Back in the day when CivBE was in development, I said CivBE would be a 50$ mod (+ Australian Fee) of Civ5, and I remember someone said I am wrong. :) //giggle

At least it is not Ubisoft.
 

Attachments

  • acu-640x400.png
    acu-640x400.png
    336 KB · Views: 194
As much as I want to chime in, as far as I remember Civ V started pretty weak as well. Without the two Addons the game wasn't nearly as good*. So give Beyond Earth some time, let Firaxis patch out the most obvious garbage and add some systems and evaluate again.

*) The modding community made everything much better of course.

Back in the day when CivBE was in development, I said CivBE would be a 50$ mod (+ Australian Fee) of Civ5, and I remember someone said I am wrong. :) //giggle

How can it be a mod if core features are suddenly missing? :p
 
So give Beyond Earth some time, let Firaxis patch out the most obvious garbage and add some systems and evaluate again.

Time is money. You can't expect Firaxis to become a better game developer if your accountability as a consumer is though well intentioned, intrinsically selfish. While you might be willing to wait and possibly pay for improvements, many will have moved on or worse away.

Case in point: Consumers and pundits are not going to favorably evaluate the next year iteration of Chevrolet simply because they addressed an ignition switch problem that has killed 13 people in the United States. You can expect similar apprehension in any industry.
 
As a "Middle Aged" Man who has played them (Civs) all I don't know if it`s that I expect more at this stage but I think BE was very disappointing for me and I have not played it since release.

Now I know that once they patch it and we pay more money for the expansions I am sure its going to be a great game like CivV came to be.

I Loved Civ1 as it was the first, I remember playing in to the wee hours of the morning with that one, just one more turn ;)

Two and three were fine, four once expanded upon was very good especially as you could mod it better.

Five again once expanded has been a lot of fun, so I do expect and demand that BE will also be great once expanded upon, just a shame you have to pay even more money to get to that point.
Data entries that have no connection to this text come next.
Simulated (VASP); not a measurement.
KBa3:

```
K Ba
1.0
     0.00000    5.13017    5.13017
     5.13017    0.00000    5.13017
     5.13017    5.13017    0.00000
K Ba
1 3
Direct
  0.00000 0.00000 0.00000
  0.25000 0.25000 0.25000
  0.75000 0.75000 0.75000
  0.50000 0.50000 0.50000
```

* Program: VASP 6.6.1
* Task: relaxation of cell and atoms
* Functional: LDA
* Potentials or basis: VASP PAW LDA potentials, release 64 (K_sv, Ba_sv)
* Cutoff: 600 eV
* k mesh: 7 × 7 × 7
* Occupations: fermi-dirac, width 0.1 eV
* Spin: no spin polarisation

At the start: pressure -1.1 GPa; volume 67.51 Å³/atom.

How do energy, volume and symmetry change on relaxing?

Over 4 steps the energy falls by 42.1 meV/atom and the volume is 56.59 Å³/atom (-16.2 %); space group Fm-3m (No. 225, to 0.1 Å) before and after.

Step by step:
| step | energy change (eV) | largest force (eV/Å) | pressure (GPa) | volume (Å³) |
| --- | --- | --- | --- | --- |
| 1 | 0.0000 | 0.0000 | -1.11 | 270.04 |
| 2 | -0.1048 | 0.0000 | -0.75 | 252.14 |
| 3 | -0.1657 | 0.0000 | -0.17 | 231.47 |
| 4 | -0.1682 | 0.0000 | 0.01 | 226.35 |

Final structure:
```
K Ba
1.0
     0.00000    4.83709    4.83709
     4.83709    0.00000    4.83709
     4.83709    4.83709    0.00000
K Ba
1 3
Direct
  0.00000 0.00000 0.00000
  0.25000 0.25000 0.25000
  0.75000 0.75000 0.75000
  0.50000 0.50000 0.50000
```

So after playing all the Civs and Colonization and now BE I finally have come to the conclusion that next time I will not pre-order Civ6, I will wait for it to reduce in price then get it...........yeah right cause that's going to happen, not! ;)
 
At least it is not Ubisoft.

Ubisoft do have ability to make proper/great games. They just rarely use it. :laugh:

Spoiler :

'Assassin's Creed: Unity' Makes A Strong Case For Video Game Recalls - Eric Kain - Forbes.com

"..."
To some degree consumers will always be quality control guinea pigs, especially in huge games with big open worlds and tons of stuff going on. A few stray bugs are tolerable. But consumers should punish truly shoddy releases by voting with their wallets and, even more importantly, getting off the crazy pre-order train. That train runs on hype, and hype plays right into the hands of companies whose priority is releasing a game on time rather than a finished product."
 
As was demonstrated in Demo vidoes, if you want Apollo to be 'deity' level challenge, turn on:

a) Staggered Starts
b) Rampaging Aliens
c) Quests that never give you early affinity because they are bugged
d) station placement in your ideal expansion spot

This was how the game was tested, and so it is how it was how it was balanced. The AI is built to fight wurms then attack you.

You are also not supposed to be able to:
1) Use purity 1 exploit and clear nests with explorers
2) Let nests repair to farm for science

You are supposed to have 15-16 aliens crawling around your first city and a wurm sitting between your capital and your prime expansion spot, where that STUPID station just landed. Your first two affinity quests are supposed to bug, setting you so far enough back in affinity that your units are worse than the AI(s) until turn 150.

Under the above conditions, the game is balanced.
 
As was demonstrated in Demo vidoes, if you want Apollo to be 'deity' level challenge, turn on:

a) Staggered Starts
b) Rampaging Aliens
c) Quests that never give you early affinity because they are bugged
d) station placement in your ideal expansion spot

This was how the game was tested, and so it is how it was how it was balanced. The AI is built to fight wurms then attack you.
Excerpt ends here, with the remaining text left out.